No, I’m not talking about help for the bottom six forwards either.

The Penguins absolutely need to find someone to play alongside Sidney Crosby and Chris Kunitz.

Pascal Dupuis went down with a season-ending knee injury during a 5-0 loss to the Senators on Dec. 23.

Since then, there’s been a revolving door at the vacant wing slot. Brian Gibbons has been the guy to fill in on the line recently, but I don’t believe he’s the solution for the long term.

While he does possess elite speed, he hasn’t done much in the way of lighting the lamp. In 17 games this season, Gibbons has three goals and five assists. Though, last night’s deflection goal on the power play was pretty nice.

Overall, he’s certainly gotten some chances, but just isn’t consistently producing results. Essentially, he’s not forcing Dan Bylsma’s hand to keep him on the top line.

Maybe it’s time to give Jayson Megna a long look. Like many other Penguins, Megna (four goals, two assists) has also seen time on the injured reserve list, but he returned to the lineup on Jan. 20.

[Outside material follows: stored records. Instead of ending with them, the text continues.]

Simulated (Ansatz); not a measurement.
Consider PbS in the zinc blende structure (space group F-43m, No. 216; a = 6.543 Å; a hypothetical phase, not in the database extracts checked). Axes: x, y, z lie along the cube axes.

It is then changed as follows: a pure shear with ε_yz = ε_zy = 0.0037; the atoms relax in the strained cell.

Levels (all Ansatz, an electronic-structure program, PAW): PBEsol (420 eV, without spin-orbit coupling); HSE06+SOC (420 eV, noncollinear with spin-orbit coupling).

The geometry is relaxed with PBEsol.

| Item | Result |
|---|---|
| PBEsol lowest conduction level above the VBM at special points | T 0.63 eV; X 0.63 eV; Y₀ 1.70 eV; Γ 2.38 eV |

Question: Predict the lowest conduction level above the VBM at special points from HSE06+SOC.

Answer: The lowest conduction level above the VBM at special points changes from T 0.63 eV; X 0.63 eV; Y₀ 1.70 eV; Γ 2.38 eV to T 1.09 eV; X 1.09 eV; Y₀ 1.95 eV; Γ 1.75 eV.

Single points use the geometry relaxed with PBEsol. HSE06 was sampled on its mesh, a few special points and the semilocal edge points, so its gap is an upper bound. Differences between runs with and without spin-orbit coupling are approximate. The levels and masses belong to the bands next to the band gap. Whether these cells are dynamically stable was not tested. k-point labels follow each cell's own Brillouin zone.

However, his last goal came on Dec. 13 against the Devils. At this point, I’d give him a shot over the course of the next couple of games just to see what’s there, if anything.

Naturally, the player who should have benefited the most from Dupuis’ injury is still dealing with one of his own.

Beau Bennett suffered a wrist injury on Nov. 22 against the Islanders and was expected to miss 8-10 weeks. In 12 games this season, he registered one goal and two assists.

Now, he may be ready to go after the Olympics. That means he should get the shot among the top six forwards that many have been waiting for.

Should he return right after the Olympic break, he’d have three games to prove his case before the Trade Deadline on March 5th.

In short, that’s not a whole lot of time to make a convincing case that he can fit on the line and remain there for the stretch run and playoffs.

Will Shero pull the trigger on a trade for another rental winger, or perhaps shake things up a little to bring in a more permanent solution? Time will tell, but it’s no secret that the Penguins have a wealth of defensive depth. So, he has options.

To me, that line is lacking a skill player with some size. Somebody needs to be the guy to track down pucks in the corner or, at the very least, give Crosby some extra space on the ice.

Last night, the Senators bottled Crosby up all night. If other teams were paying attention, they would employ similar tactics to try and limit his chances.

Kunitz has been a wrecking ball at times and isn’t afraid to get in on the forecheck, but he needs help. If Kunitz is the one disrupting the play and Crosby is being watched like a hawk, all that’s left is either the defense or the third forward.

Given the number of players who have seen time as that third forward, it’s clear to me that the coaching staff hasn’t found a fit on the current roster.

Anyway, one good thing to come of all the injuries was that it allowed the Penguins to see what they have in guys like Brian Dumoulin and Philip Samuelsson, while giving another shot to Simon Despres. It also gave other teams around the league a look too. In theory, that could help Shero when it comes to trade talks.

So, just how much is Dupuis’ absence hurting Crosby and Kunitz? The short answer is not as much as you’d think. At least, not statistically.

As for Crosby, he’s still leading the NHL’s scoring race, but the pace has slowed down a little bit since Dupuis’ injury.

Since Dec. 23, Crosby has seven goals and 14 assists in 17 games, with one goal and six assists on the power play. That equates out to 1.24 points per game (PPG).

In the 39 games with Dupuis in the lineup, Crosby had 20 goals and 34 assists (1.38 PPG).

Kunitz hasn’t been affected much either in terms of point production without Dupuis.

In 17 games without Dupuis, Kunitz has seven goals and nine assists (0.94 PPG).

In the 39 games with Dupuis, Kunitz had 20 goals and 19 assists (1 PPG).

Obviously, this is a very cut and dry approach to the situation. These are just the numbers from which you can draw any number of conclusions.

There are many factors that play into these numbers, such as matchups, situations, etc.

It also says a lot about how good Crosby and Kunitz are together that they are still producing without their third musketeer, as it were.

However, the chemistry factor cannot be measured. It’s no secret the trio of Kunitz-Crosby-Dupuis is extremely dangerous and plays well together. Right now, the line just doesn’t look the same and it may not until next season when Dupuis would presumably rejoin the line.

The Penguins’ bottom six forwards could use an upgrade as well, but that could be helped by default if the Penguins were to land a winger for the Crosby line.

As for the short term, which candidates the Penguins might target could be tough to judge because so many teams are still within striking range of the playoffs.

I get the feeling many of the bubble teams will be making up their minds to be buyers or sellers at the deadline during the Olympic break.

At any rate, the next few weeks will be interesting.